Correlational Image Modeling for Self-Supervised Visual Pre-Training
This addresses the problem of reducing reliance on labeled data for computer vision tasks, offering a novel approach that is competitive with existing methods.
The paper tackles self-supervised visual pre-training by introducing Correlational Image Modeling (CIM), which predicts correlation maps between cropped image regions and the context, achieving performance on par or better than state-of-the-art methods on benchmarks.
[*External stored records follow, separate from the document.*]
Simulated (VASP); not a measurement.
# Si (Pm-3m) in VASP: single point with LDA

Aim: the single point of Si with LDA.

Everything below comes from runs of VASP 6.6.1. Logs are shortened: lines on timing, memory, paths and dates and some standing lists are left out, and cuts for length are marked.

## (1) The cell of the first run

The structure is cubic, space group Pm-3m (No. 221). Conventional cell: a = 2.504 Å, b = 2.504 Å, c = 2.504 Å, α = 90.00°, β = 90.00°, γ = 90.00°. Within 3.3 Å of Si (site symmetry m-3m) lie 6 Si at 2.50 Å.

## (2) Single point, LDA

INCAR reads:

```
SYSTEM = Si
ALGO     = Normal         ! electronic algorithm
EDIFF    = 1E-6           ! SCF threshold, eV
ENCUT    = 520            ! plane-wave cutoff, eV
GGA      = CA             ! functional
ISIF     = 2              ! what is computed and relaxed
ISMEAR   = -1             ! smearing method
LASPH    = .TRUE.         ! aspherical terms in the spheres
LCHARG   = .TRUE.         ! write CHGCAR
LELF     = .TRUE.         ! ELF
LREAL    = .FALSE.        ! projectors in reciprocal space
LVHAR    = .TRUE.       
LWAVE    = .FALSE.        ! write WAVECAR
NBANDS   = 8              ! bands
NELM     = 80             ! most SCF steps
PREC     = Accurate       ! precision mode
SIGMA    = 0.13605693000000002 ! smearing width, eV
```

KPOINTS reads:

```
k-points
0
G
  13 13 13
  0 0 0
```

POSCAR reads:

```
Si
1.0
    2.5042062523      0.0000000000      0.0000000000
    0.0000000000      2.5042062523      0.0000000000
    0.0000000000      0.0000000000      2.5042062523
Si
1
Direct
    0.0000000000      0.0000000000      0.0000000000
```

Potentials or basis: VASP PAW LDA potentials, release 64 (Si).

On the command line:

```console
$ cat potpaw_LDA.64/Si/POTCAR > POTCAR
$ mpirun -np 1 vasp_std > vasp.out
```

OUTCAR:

We introduce Correlational Image Modeling (CIM), a novel and surprisingly effective approach to self-supervised visual pre-training. Our CIM performs a simple pretext task: we randomly crop image regions (exemplars) from an input image (context) and predict correlation maps between the exemplars and the context. Three key designs enable correlational image modeling as a nontrivial and meaningful self-supervisory task. First, to generate useful exemplar-context pairs, we consider cropping image regions with various scales, shapes, rotations, and transformations. Second, we employ a bootstrap learning framework that involves online and target encoders. During pre-training, the former takes exemplars as inputs while the latter converts the context. Third, we model the output correlation maps via a simple cross-attention block, within which the context serves as queries and the exemplars offer values and keys. We show that CIM performs on par or better than the current state of the art on self-supervised and transfer benchmarks.